The great ubiquity of the Unification church is that like other Eastern-origin cults, it renders helpless, if not entirely useless, this Western dualism. It is a movement without boundaries, expressing belief systems at once political and theological, outlining premises for political action and religious realignment. Western Christendom has endured and survived a variety and host of economic and political systems so that it is able to cope with the present moment in political time far easier than with a movement like the Unification church.
Here we come to the primary reason why the Unification Church has elicited such enormous concern and consternation: the movement articulates a classical anticommunist standpoint and at the same time reasserts the need for traditional, theological verities. The Reverend Moon is a fundamentalist with a vengeance: he has a belief system that admits of no boundaries or limits, an all-embracing truth. His writings exhibit a holistic concern for the person, society, nature, and all things embraced by the human vision. In this sense the concept underwriting the Unification church is apt, for its primary drive and appeal is unity, urging a paradigm of essence in an overly complicated world of existence. It is a ready-made doctrine for impatient young people and all those for whom the pursuit of the complex has become a tiresome and fruitless venture. If there is any message in Moon’s own statements and in those of his articulate interpreters, like Frederick Sontag, it is simply the need for a vision that somehow restores meaning to events. It is a rearguard attack on a positivist tradition of truth without meaning, existence without essence, and facts without interpretation.
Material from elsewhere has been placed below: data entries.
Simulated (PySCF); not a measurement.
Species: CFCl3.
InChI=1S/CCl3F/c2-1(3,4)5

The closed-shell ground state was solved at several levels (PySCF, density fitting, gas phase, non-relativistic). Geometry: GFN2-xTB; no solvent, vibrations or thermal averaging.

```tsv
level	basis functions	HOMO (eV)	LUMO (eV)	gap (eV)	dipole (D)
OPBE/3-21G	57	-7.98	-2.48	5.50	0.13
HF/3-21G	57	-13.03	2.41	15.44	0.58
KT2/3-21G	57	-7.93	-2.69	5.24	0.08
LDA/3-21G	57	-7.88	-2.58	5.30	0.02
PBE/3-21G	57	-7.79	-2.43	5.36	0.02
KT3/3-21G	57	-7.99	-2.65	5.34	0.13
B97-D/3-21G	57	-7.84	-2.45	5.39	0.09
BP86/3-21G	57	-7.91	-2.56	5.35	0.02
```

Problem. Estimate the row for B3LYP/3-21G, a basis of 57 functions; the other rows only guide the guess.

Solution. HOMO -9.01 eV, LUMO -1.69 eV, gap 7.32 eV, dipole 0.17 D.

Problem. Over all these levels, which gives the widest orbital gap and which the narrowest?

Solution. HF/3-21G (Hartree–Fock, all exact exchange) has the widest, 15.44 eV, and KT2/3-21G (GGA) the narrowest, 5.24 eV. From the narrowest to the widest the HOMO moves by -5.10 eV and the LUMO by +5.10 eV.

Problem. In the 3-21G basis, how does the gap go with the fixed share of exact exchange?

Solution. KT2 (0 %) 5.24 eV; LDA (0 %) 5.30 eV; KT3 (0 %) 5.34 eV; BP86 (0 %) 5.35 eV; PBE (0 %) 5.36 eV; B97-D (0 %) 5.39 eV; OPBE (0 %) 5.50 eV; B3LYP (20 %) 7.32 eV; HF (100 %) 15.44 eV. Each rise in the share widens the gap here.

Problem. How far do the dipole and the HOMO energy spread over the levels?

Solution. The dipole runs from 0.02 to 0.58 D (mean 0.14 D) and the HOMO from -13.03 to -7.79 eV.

The metaphysical appeal provides a direct assault upon the Judeo-Christian tradition; indeed that tradition accepted limits to the role of religion in society. For the purposes of its own survival it put some distance between the everyday events of the world and the transcendental meaning of life reserved for sabbath. The institutionalization of most Western religions depends heavily on this maintenance of boundaries between the sacred and profane, divine experience and daily activities.
In the past most conventional Western religions have been able to turn back without entirely suppressing mystical challenges. Indeed the fact that most challenges were mystic made them vulnerable to the rationalistic religions of the West. But because the Unification church and the Reverend Moon come forth as both a social movement and a civic movement, they are able to translate its theological mysticism into events, or at least participation in those events. And for that reason the Unification church enters world history as neither rationalistic nor mystic but rather as some strange conglomeration of the two fused by the sensuous events of world politics.
In some odd way, what was once said of postwar Germany has become true of a place like the two Koreas, where confrontation and schism exist within the bowels of the society itself: where East meets West, where communism takes on democracy, where all the visible symbols of modern conflict continue and exist in uneasy stasis. The peculiar genius of the Reverend Moon and his movement is that they have tapped this strange truth: that there are places in the world where geography meets symbolism and where confrontation is a matter of both land and ideology. In this sense the Korean source of the Moon movement should not be viewed as a simple accident of time and place but is the very essence of the movement and its efforts to inculcate new meaning into old struggles.
The Moon movement is also a social movement. The very momentum from East to West changes the conventional pattern of messianic and missionary activity. The entire history of Western Christendom, indeed the entire history of Christianity under capitalist aegis, has been to colonize the heathen, convert the barbarian. It has always been a movement of white people converting colored people, advanced nations instructing backward nations. And here comes the Reverend Moon and his movement, indisputably Oriental, unquestionably nonwhite, and beyond the pale of Christianity, representing a small state but making his biggest impact on the center of world civilization itself, the United States. That this irony has been lost on interpreters is of small wonder. It is, to begin with, inconceivable in theory and unacceptable in practice, for the conclusion must be that the heathens are Western and white and that the truly devout are Eastern and colored. Who is to educate the educators? Apparently the Reverend Moon has been sent by God to answer that question.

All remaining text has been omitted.